Thursday, April 24, 2014
Inquirer Daily News

Protesters storm Councilman Brian O'Neill's office

A group of education activists made the mistake of targeting the wrong Councilman during a boisterous protest in City Hall this afternoon.

Protesters storm Councilman Brian O'Neill's office

UPDATED:

A group of education activists made the mistake of targeting the wrong Councilman during a boisterous protest in City Hall this afternoon.

More than a dozen marchers bee-lined their way up to Councilman Brian O’Neill’s office on the 5th floor with huge signs and a blaring blow horn to demand a meeting.

Education advocate Emmanuel Bussie, 45, said the group wanted to meet with O’Neill because they thought he voted against a resolution –introduced by Councilman Darrell Clarke in May –asking the Law Department to represent City Council in a lawsuit against Gov. Corbett, challenging the legality of the funding for public education in Philadelphia.

Yet the protesters had it all wrong. There was a nay vote cast by Councilman Jack Kelly not O’Neill.

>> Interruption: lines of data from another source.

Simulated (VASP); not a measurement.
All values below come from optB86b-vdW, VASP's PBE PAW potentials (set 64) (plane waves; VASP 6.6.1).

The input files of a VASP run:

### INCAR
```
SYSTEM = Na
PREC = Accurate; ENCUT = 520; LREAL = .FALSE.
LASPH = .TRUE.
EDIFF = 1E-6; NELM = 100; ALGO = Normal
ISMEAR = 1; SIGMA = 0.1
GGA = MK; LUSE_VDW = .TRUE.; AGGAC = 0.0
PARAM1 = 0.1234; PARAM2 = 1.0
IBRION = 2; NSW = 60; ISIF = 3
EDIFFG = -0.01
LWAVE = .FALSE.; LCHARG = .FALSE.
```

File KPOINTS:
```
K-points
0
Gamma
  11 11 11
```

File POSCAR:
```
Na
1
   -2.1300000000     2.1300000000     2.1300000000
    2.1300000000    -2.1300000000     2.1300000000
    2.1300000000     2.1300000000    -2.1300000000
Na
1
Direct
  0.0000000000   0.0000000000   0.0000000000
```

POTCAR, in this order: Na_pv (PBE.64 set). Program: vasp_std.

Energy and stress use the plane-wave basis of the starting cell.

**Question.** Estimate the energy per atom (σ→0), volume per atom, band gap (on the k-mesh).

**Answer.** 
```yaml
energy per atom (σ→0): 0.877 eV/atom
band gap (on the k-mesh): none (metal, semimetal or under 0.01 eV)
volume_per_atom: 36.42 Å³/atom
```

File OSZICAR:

According to the Clerk's Office there was an error in recording the votes which led protestors to believe O'Neill voted against the resolution, we later learned.

“I voted for it,” O’Neill said adding that he was in a meeting concerning capital projects at the time of the protest. “They were acting very unprofessional in my office. When you come in and go against somebody… you better know what you’re talking about.”

Within minutes the group was escorted out by police.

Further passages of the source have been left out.